The South Dakota United States Attorney is announcing 16 additional indictments in the underground trafficking of eagles and other migratory birds in South Dakota.

That brings the total number of defendants to over 30 in the two-year Project Dakota Flyer undercover operation.

US Attorney Randy Seiler says around 240 eagles, 150 hawks and owls, and migratory birds from every continent in the world except Antarctica were discovered during the Project Dakota Flyer operation.

These additional defendants are from North and South Dakota, Nebraska and Idaho, in both native and non-native communities.

Seiler says eagle feathers and other bird parts were being sold on the black market and in pawn shops across South Dakota.

“Whether you engage in black market trafficking for profit as an individual or a business, we’re going to charge you and hold you responsible and accountable,” Seiler says.

Seven pawn shops and employees are included in the latest round of indictments, ranging from Rapid City to Mobridge.

Seiler says the project is a bittersweet one.
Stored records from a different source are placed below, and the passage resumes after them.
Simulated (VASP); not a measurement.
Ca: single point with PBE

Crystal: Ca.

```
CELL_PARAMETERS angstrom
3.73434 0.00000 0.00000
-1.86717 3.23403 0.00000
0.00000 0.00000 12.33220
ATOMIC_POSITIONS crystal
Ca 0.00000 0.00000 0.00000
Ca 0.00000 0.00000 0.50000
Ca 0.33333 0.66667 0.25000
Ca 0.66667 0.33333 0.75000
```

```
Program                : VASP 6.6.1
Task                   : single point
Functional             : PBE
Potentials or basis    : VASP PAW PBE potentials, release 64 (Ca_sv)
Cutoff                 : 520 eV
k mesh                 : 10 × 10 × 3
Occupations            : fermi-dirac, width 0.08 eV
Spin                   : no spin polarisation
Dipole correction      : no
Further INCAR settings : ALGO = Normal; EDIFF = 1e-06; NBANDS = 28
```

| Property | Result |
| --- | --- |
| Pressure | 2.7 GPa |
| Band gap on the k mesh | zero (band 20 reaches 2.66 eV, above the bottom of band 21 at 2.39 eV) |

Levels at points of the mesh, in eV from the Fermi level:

“We were not please with the intensity and the extensiveness of the black market trafficking for profit," Seiler says. "Based upon that, we extended the undercover operation and look at it a various points and whether it should continue or not. As long as we were decisively engaged in identifying black market traffickers, we continued the program, the project.”

Seiler says Project Dakota Flyer is done for the time being, but he says they plan on using any additional information they gather to further uncover traffickers of eagle parts.